1. Time crunch – the worst.
Let's cram 15 weeks of class into five, and see what happens! New concepts are introduced faster than you can say "Mississippi." Hope you don't have any absences, because one day counts as two or three days. You are going to have homework. Every. Night. Don't forget the weekends, too. Better keep your weekend getaway confined to somewhere with Wi-Fi.
2. Class material – the best.
Because of the time constraint summer courses are under, a lot of material doesn't make the cut. Instead you focus on the most important parts of the class with a lot less fluff. Perfect for general requirement classes or major requirements you're not so crazy about. I'm looking at you, Early American Literature.
3. Cost – the worst.
Don't let them fool you that summer classes are cheaper. Sure, you're paying a decent price for a few credits, but the flat rate for 12-17 credits isn't that much more. I like to get more for my money, and would rather have 17 credits for a little more than the price of nine during the summer.
4. Parking – the best.
If you park anywhere on or around campus besides Julia Davis or Ann Morrison, chances are that you're getting a better spot. As a certified lazy person, I have absolutely no objections to a closer parking spot, especially when it's 100 degrees outside.
5. Textbooks – the worst.
Amazon doesn't have an "I only need this for a couple weeks" rental option, and neither does the bookstore. So you can pay an insulting price to have a textbook much longer than you need it, or you can pay an even more insulting price to buy said textbook for a five-week course. Your pick.
6. Grades – the best.
Providing you pass your class(es), your GPA will get a sweet little boost. There's no Dean's List to fret over during the summer, although overachievers like me miss its presence. It's an awesome deal in Greek life; my chapter tacks summer grades onto spring GPAs. Summer classes are also great for reducing the number of classes you need to take in fall or spring, hopefully upping your GPA, because trust me, 20 credits a semester can be suicide for grades.
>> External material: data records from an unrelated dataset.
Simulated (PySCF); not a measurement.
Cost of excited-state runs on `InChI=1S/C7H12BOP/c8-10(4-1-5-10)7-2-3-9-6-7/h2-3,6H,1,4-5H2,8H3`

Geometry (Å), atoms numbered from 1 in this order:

7. The weather – the worst.
The weather for summer classes is both a curse and a blessing. No stomping through puddles or biking through snow, just cloudless skies and temperatures around 100 degrees. You do get to sit around in an air conditioned classroom, providing the AC is cooperating that day. But there's a good chance your friends are using the heat wave as an excuse to float the river, while you're stuck working out redox reactions in Chem.
8. Class size – the best.
Summer classes are generally pretty small, because few sane people volunteer their summers to study stoichiometry and argument methods. This means you can actually get some interaction from your professor when you need it. But this makes it harder to skip class or take an unnoticed nap.
9. Missing a "normal" summer – the worst.
There are a lot of amazing non-academic opportunities that pop up during the summer. It's rough to miss out on some of the fun your friends are having, especially when it comes across your Instagram feed in the middle of a lecture. But summer classes can make more room for fun during the regular academic year, and can even bump up your graduation date. Hello, real world!
10. Accomplishment – the best.
If you complete and pass a summer class, give yourself a serious pat on the back! It takes a lot of hard work and focus to get college material done at three times the normal pace. Go treat yourself and enjoy what's left of summer before fall semester starts!